The legislative and executive wings are closely connected with each other due to this, the executive is responsible to the legislature for its actions and derives its powers from the legistlature. The head of the executive is the president, but a closer look shows that he is only a nominal head and the real power rests with the Prime Minister and his Cabinet of ministers as in Article 74(1). In certain situations the President has the capacity to exercise judicial and legislative functions. For example, while issuing ordinances Art? The judiciary too performs administrative and legislative functions. The parliament too may perform judicial functions, for example if a president is to be impeached both houses of Parliament are to take an active participatory role. Thus all three organs act as a check and balance to each other and work in coordination and cooperation to make our parliamentary system of governance work. India being an extremely large and diverse country needs a system like this where all organs are responsible to each other as well as coordinated to each other, otherwise making governance possible becomes a very rigid and difficult task.
It is important to note that the separation of powers is still an important guiding principle of the constitution. Most noteworthy is our judicial system which is completely independant from the executive and the legislature. According to Article ? the High Courts and Supreme Courts have the power of judicial review which empowers them to declare any law passed by the parliament unconstitutional if it so decides. As in regard to the judges, they are extremely well protected by the Constituition, their conduct is not open to discussion in the Parliament and their appointment can only be made by the President in consultation with the Chief Justice of India and the judges of the Supreme court.
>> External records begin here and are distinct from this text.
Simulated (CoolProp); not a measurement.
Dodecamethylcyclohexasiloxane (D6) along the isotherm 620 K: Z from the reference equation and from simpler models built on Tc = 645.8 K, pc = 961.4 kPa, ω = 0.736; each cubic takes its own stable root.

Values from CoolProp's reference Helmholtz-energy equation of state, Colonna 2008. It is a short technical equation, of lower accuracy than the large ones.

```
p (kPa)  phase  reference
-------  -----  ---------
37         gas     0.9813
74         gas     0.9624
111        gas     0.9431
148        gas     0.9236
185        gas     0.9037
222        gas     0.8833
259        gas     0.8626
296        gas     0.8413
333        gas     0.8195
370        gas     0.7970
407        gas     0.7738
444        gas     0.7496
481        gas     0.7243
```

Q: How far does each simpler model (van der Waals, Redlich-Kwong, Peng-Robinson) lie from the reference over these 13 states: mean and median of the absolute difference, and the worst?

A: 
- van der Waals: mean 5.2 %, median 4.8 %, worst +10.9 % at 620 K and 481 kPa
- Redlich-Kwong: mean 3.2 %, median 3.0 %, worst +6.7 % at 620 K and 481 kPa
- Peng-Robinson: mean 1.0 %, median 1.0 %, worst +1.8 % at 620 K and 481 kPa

Here a discussion on judicial activism is apt, the debate about judicial activism contemplates judges assuming legislative or executive functions  and there is much concern among the protagonists of the activism debate about judges taking over and intruding upon the functions of the legislature and executive. A reference to Montesquieu’s passage in his book Separation of Powers may be made, “Again there is no liberty, if the power of judgment be not separated from the legislative and executive powers. Were it joined with the legislative the life and liberty of the subject would be exposed to arbitrary control; for the judge would be then the legislator. Were it joined to the executive power, the judge might behave with all the violence of an oppressor. Miserable indeed would be the case, where the same man, or the same body, whether of the nobles or of the people, to exercise those three powers, of enacting laws, that of executing the public resolutions and that of judging the crimes or differences of individuals.”  Montesquieu’s concern raised in the passage extends to the combination of powers exercised by all three organs, and though there is severe debate regarding judges intruding over the functions of the legislative and the executive, it must be kept in mind that the other two organs must also them maintain a safe distance from the workings of the judiciary.
It can be understood thus that there is a difference when there are ‘essential’ powers of one of the organs of the government and the ‘incidental’ powers of the organs. Hence, though one organ cannot usurp the ‘essential’ powers of an organ, it can exercise its powers on the ‘incidental’ powers for smooth cooperative running of the nation. This distinction clearly demarcates the the amount of power one organ can wield over the activities of another. For example, though the judiciary has the right to judicial activism to check legislatures which maybe unconstitutional, it cannot usurp powers such as making laws themselves.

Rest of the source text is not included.